In a very large sense the rights and obligations under the law as between covenantor and covenantee under a covenant against incumbrances are the same as those of the covenantor and covenantee under a covenant of title. Numerous cases have been before this court arising out of the latter relation. Under a covenant of warranty of title the established rule in this state is that in order to recover thereon there must have been an eviction, or there must at the time of the purchase of the covenantee have been adverse possession under paramount title holding the covenantee out. Kirkpatrick v. Miller, 50 Miss. 521. A purchaser of land in possession under a deed containing a covenant of warranty of title cannot avoid the payment of the purchase-money notes for the land by setting up an outstanding title in a stranger. And the representation of the vendor that his title is *Page 866 good is no more than is stated in more solemn form in the covenant of warranty in his deed; and such a representation, when there is an outstanding title will not enable the vendee in possession to avoid the payment of purchase-money notes.Winstead v. Davis, 40 Miss. 785. In cases where there is no fraud the purchaser of land in possession cannot have relief in equity from his contract to pay on the ground of a defective title, without previous eviction. Such a purchaser under a deed of warranty has no right to call his vendor into a court of equity to litigate an adverse title. He must rely on his covenant if he should be evicted. Vick v. Percy, 7 Smedes M. 256, 45 Am. Dec. 303. In a case free from fraud in which the insolvency of the vendor is not shown it is no defense to a purchase-money note for the conveyance of land with covenants of general warranty that the vendor had no title or a defective title to the land. In such a case the vendees' remedy is upon the covenants of warranty contained in the deed. Guice v. Sellers, 43 Miss. 52, 5 Am. Rep. 476; Wofford v. Ashcraft, 47 Miss. 641. Where a purchaser of real estate has protected himself by covenants of warranty he is not entitled to be relieved from his contract if it be unmixed with fraud until after eviction. Walker v.Gilbert, 7 Smedes M. 456.
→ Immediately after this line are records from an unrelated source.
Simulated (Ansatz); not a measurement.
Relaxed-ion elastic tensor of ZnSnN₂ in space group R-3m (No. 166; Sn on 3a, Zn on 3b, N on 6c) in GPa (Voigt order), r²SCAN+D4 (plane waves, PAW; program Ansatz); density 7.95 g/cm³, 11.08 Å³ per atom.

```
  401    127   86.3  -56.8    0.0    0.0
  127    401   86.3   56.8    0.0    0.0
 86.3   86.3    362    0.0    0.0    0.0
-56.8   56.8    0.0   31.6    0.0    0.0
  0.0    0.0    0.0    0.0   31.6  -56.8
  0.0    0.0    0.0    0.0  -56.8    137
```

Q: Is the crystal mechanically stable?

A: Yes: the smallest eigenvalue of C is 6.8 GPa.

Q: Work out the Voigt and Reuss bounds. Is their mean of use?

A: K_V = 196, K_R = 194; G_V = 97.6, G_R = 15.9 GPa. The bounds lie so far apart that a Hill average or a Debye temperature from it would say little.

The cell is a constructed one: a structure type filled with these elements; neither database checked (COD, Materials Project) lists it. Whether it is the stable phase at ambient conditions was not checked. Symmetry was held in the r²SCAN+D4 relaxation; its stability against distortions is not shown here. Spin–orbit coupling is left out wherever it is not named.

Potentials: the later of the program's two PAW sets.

The Kyle deed of trust was not a permanent incumbrance; it was removable. The governing principles where an incumbrance is not removable, such as an easement or other permanent servitude, are different in some material respects from the principles governing removable incumbrances. The principles controlling each class are thus stated in Hale on Damages (Hornbook Series) page 369:
"The measure of damages for breach of a covenant against incumbrances is:
"(a) For a permanent incumbrance, the diminution in the value of the premises due to the incumbrance — *Page 867 not exceeding, in most states, the consideration paid; in others, not exceeding the value of the land.
"(b) For incumbrance which causes a total eviction, the consideration with interest and costs in most states, or the value of the land with interest in others; for a partial eviction, a proportionate amount.
"(c) For a removable incumbrance, the reasonable expense of removing it, not exceeding the consideration or the value of the land."
A vendee suing on a covenant against incumbrances, who has extinguished the incumbrance, is entitled to recover the outlay for such extinction. But if he has not extinguished it but the incumbrance is outstanding, there is a mere technical breach of the covenant, and his damages are but nominal, for he ought not to be permitted to recover the value of an incumbrance on a contingency. He may never be disturbed by it. If he should be permitted to recover the value of the incumbrance, say in the form of a mortgage, the mortgagee might still resort to the mortgagor on his personal obligation and compel him to pay it. If the purchaser feels that the existing incumbrance is inconvenient to him and he does not want to hazard an eviction, he may satisfy the incumbrance and then resort to his covenant. Delavergne v.Norris, 7 Johns. (N.Y.) 358, 5 Am. Dec. 281; Prescott v.Trueman, 4 Mass. 627, 3 Am. Dec. 246. Sutherland on Damages at page 2152 states that to be the settled American rule, and that "it appears to be assumed very generally in this country that the mere existence of a money incumbrance upon land is no injury to the purchaser" (page 2178). The rule that nominal damages only are recoverable for a mere technical breach of a covenant against incumbrances is supported "by the entire weight of authority." Rawle on Covenants of Title, p. 270.
Appellant, when he purchased the land as stated, knew of the existence of the Kyle deed of trust. He did not demand of his vendors that it be released from the land *Page 868 before the conveyance to him was made. Instead, he relied on his covenants of warranty. He was willing, giving his conduct the ordinary and reasonable significance it bears, to run the risk of the Kyle deed of trust being taken care of so that no injury would result to him. Furthermore, he was never disturbed by the Kyle deed of trust. So far as the record discloses, the notes secured thereby were promptly paid as they fell due. The foreclosure was under a deed of trust securing sixty-five thousand dollars with interest, the payment of which appellant has assumed, and foreclosure was not to satisfy the entire indebtedness secured but only the first note of six thousand five hundred dollars. Appellant had defaulted in the payment of that note. That was the cause of the foreclosure. We conclude, therefore, that if there was a breach of the covenant against incumbrances because of the existence of the Kyle deed of trust, it was a mere technical breach; that appellant suffered no injury or damage therefrom, and has no right of recovery for the purchase money paid by him on the land.
Affirmed.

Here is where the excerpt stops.